Science assumes the real world in the same sense we assume that the Sun goes around the Earth in our everyday lives, or mathematics assumes an ideal realm populated with numbers and structures. It is a practical attitude of a working scientist (farmer, mathematician,...) that saves time and effort on complications irrelevant to the task at hand. Upon reflection one could conjecture that this attitude does reflect operation in a mind independent world inhabited by real things. A realist might even argue that doing otherwise undermines our usual activities, scientific activities in particular, and leaves them hanging. But this reasoning is moralizing and emotional, not rational. Which brings us directly to what it means to have "faith in science": what is the goal of science?
Plato once taught that the goal of geometry is to lift the soul from the bonds of the sensible to higher pastures of philosophy. In a similar vein a realist might say that it is uncovering the hidden reality of nature that animates science. But this stance naturally undermines itself, once science replaces the apparent reality of everyday life (or older theory) with deeper scientific reality, and transfers its realist commitments to the latter, the same doubt arises about the latter as it raises about the former. Indeed, scientists are trained not to take appearances at face value and seek ever deeper explanations. Cao and Schweber give an interesting account of how this dynamic plays out in modern physics in Conceptual Foundations and the Philosophical Aspects of Renormalization Theory:"the recent developments support a pluralism in theoretical ontology, an antifoundationalism in epistemology and an antireductionism in methodology. These implications are in sharp contrast with the neo-Platonism implicit in the traditional pursuit of quantum field theorists... which assumed that, through rational (mainly mathematical) human activities, one could arrive at an ultimate stable theory of everything." (see especially pp.73-77).
The scientific method itself is not a natural extension of realism, but something in tension with it. The hypothetico-deductive origin of mature scientific ontologies plainly means that they took shape in speculation, only empirical consequences of which were confirmed afterwards. This gives rise to the famous problem of underdetermination of scientific theories, associated with Duhem and Quine. And the "no miracles" argument from empirical success to realism is acknowledged to be logically uncompelling even by realists. Looking at history it is hard to expect that fundamental theories of today can not share the fate of geocentrism and ether, whose empirical consequences are nonetheless fully integrated into the modern theories, affirming the empirical continuity of science.

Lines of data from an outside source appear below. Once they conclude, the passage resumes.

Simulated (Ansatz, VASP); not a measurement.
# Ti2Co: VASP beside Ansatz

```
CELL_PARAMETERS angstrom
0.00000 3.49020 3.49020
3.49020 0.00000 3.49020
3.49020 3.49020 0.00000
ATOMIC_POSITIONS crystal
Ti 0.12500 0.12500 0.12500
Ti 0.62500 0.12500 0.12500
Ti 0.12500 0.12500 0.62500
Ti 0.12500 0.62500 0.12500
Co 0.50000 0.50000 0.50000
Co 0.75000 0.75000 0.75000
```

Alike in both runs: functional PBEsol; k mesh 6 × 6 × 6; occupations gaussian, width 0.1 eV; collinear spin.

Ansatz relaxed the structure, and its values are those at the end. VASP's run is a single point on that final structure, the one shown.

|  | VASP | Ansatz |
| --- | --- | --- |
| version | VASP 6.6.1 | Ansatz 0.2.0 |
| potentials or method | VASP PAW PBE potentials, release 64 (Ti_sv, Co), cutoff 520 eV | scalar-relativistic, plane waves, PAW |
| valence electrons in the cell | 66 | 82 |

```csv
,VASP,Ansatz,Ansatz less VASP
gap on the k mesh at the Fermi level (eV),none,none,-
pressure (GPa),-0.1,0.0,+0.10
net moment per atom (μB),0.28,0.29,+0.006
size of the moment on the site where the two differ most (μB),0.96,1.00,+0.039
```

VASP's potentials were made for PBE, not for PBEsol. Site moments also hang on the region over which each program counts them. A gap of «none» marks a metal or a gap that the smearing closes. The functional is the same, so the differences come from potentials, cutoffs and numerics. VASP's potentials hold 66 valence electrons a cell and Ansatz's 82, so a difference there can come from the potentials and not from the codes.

Anti-realism in ontology goes hand in hand with instrumentalism in epistemology, and a different understanding of the goals of science. They are empirical adequacy, and more remotely practical success of applications, rather than a search for hidden reality. This may strike a realist as lowly and demeaning of science, but that again is appeal to emotions, and mechanics too once "corrupted the good of geometry", according to Plato, for it "uses bodies needing much vulgar manual labor". There is no being right or wrong about goals, they are not matters of fact. This is one reason why the dispute is perennial. Anti-realism and instrumentalism take the scientific method itself at face value, and view the ontologies it produces only as tools. Anti-realism takes an agnostic position on reality of theoretical entities, and the idealism/materialism dispute in particular, and questions if one can even make sense of "mind-independent" (as opposed to just not mind-determined) reality. Unlike realism, it is a stable position, starting at anti-realism one is anchored there, whereas starting at realism one has to resist being led away from it. And it has as much faith in science as does realism, but on its own terms.
Here is Quine's description of his faith in science in On What There Is, that an anti-realist can largely endorse:"The physical conceptual scheme simplifies our account of experience because of the way myriad scattered sense events come to be associated with single so-called objects; still there is no likelihood that each sentence about physical objects can actually be translated, however deviously and complexly, into the phenomenalistic language... Viewed from within the phenomenalistic conceptual scheme, the ontologies of physical objects and mathematical objects are myths. The quality of myth, however, is relative; relative, in this case, to the epistemological point of view. This point of view is one among various, corresponding to one among our various interests and purposes". Technically Quine self-identifies as a realist, see however How does Quine answer the metaphysician's charge that scientism is self-refuting? for the nature of his "realism".